Creating .utt Files for English
Create prompt file and general setup
First you need to make a .data file with the base filenames of all the
utterances and the text of each utterance. e.g.
( uniph_0001 "a whole joy was reaping." )
( uniph_0002 "but they've gone south." )
( uniph_0003 "you should fetch azure mike." )
You will also need to do some general setup to get Festival and
related things on your path -- put these in your .bashrc file:
(These are the newest version of Festival (2.4), containing EHMM, from
the Babel Festvox scripts) and also don't forget to source .bashrc:
export
PATH=/proj/tts/tools/babel_scripts/build/festival/bin:$PATH
export
PATH=/proj/tts/tools/babel_scripts/build/speech_tools/bin:$PATH
export FESTVOXDIR=/proj/tts/tools/babel_scripts/build/festvox
export ESTDIR=/proj/tts/tools/babel_scripts/build/speech_tools
** Note that these are the paths that Speech Lab students should use.
If you are not in Speech Lab, then set these paths to wherever you
have Festival, Festvox, and EST installed.
** Also note that any labels created using the old version of Festival
(in /proj/speech/tools) will be missing the feature "vowel in
current syllable," which especially affects the quality of Merlin
voices. Make sure the labels you are using are consistent, e.g. if
using old-style labels, make sure to be comparing the voice to a
baseline that also is using the old-style labels.
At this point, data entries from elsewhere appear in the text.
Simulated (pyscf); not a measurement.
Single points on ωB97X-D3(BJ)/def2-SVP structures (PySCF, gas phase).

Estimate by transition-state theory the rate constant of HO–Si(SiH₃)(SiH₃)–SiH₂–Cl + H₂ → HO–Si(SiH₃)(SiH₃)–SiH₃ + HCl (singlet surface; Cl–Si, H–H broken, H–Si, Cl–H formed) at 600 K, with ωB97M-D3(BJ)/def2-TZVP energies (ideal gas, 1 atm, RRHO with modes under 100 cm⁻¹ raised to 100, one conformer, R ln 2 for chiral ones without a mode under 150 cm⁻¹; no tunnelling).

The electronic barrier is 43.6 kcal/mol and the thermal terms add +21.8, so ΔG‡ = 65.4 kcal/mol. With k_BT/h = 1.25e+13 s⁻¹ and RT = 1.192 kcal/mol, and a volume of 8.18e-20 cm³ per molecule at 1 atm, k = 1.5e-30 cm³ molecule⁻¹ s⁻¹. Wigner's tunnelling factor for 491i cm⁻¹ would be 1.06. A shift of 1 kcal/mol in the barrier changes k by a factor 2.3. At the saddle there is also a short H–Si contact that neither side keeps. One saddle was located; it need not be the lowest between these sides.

Fullcontext labels using EHMM alignment
EHMM stands for "ergodic HMM" and is an alignment method which
accounts for the possibility that there might be pauses in between
phoneme labels. This should in theory result in better duration
models. This method is fairly commonly used, and is built into
Festival. More information on EHMM can be found in this paper:
Sub-Phonetic
Modeling for Capturing Pronunciation Variations for Conversational
Synthetic Speech (Prahallad et al. 2006).
Source: modified from
http://www.nguyenquyhy.com/2014/07/create-full-context-labels-for-hts/
- Prepare the directory:
$FESTVOXDIR/src/clustergen/setup_cg cmu
us awb_arctic
Instead of cmu and awb_arctic you can pick any names you want, but
please keep us so that Festival knows to use the US English
pronunciation dictionary.
- Copy or symlink your .wav files into the wav/
folder -- these should be in 16kHz, 16bit mono, RIFF format.
- Put all the transcriptions into the
file etc/txt.done.data -- this is the file you created in
the very first step above
- Run the following 3 commands:
./bin/do_build build_prompts
./bin/do_build label
./bin/do_build build_utts
- The .utt files should now be under festival/utts.
In the label step, if you get an error "Wave files are
missing. Aborting ehmm." then check the file names in txt.done.data
vs. those in wav/ -- something is likely missing or duplicate. The
set of utterances in both places must match exactly. If you only
removed a transcript line in txt.done.data and did not remove any .wav
files, then you can just continue with label; you don't have
to re-run the build_prompts step.
Getting alignment score from EHMM
EHMM will tell you the average likelihood after each round
(under ehmm/mod/log100.txt), but does not by default record
the likelihood for each utterance. Speech lab students: our version
of Festvox will print this out to stdout when it runs. Everyone else:
I added this by going into $FESTVOXDIR/src/ehmm/src/ehmm.cc,
the function ProcessSentence, and adding this line:
cout << "Utterance: " << tF << " LL: " << lh << endl;
after the part where the variable lh gets computed for the
utterance. Then, recompile by going to top-level $FESTVOXDIR
and running make.
Fullcontext labels using DTW alignment [DEPRECATED]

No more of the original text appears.